I have previously argued that Zuckerberg should split Meta in two. Give some other poor soul all the mishegoss of handling its wildly profitable but troubled social networks, and create a new and unburdened company with Meta’s formidable strengths in mixed reality and AI. This year’s keynote has only strengthened my conviction. The Quest 3 is an important leap for a number of reasons, not least of which is that Meta has been so far been outflanked in mixed-reality headset buzz by Apple’s flashy but super-expensive vaporware, Vision Pro. Following Zuckerberg’s presentation, Meta CTO Andrew “Boz” Bosworth dove into the details, dumping on Apple’s $3,500 headset (without mentioning it by name) with constant references to the Quest 3’s $500 price tag and abundant supply. (Apple reportedly has cut estimates of its first-year sales to less than a million units). “If you played a drinking game, and your keyword was mainstream and mass market, you’d be in trouble now,” Boz said. Though $500 isn’t exactly pocket change, this headset may indeed sell well and advance the vision that made Facebook change its name to Meta.

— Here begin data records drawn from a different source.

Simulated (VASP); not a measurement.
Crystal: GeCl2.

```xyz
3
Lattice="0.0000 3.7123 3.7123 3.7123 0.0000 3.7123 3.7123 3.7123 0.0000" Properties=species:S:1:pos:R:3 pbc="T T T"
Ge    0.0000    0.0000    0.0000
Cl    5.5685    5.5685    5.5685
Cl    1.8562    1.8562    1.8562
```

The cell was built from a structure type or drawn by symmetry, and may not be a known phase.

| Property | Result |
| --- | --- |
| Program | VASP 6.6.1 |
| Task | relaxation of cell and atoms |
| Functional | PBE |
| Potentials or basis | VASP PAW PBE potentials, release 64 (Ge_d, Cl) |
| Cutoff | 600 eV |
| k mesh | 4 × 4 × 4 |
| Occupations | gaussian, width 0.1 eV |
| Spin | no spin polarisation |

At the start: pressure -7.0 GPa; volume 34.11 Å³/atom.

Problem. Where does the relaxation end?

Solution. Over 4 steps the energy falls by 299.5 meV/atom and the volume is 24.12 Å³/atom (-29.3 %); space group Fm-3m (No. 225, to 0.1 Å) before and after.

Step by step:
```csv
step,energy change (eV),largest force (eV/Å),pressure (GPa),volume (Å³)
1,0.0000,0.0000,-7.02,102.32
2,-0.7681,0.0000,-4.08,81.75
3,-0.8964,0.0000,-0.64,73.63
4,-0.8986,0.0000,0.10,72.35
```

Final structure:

As for that overall vision of a mixed-reality paradigm shift where the line between digital and physical blurs to become imperceptible? That’s still at least 10 years out, and it may be even longer. But as Xerox Parc pioneer Alan Kay once said, we tend to overestimate the impact new tech will have in the short term and underestimate its future effects in the long run. I remember meeting with AI scientist Kai-Fu Lee, then at Apple, in the early 1990s, capturing our conversations with a cassette tape recorder. In five years, he told me, you won’t have to transcribe these talks or hire someone to do it. Five years later, when he was at Microsoft, Lee told me the same thing—wait five years. A half decade later, same story.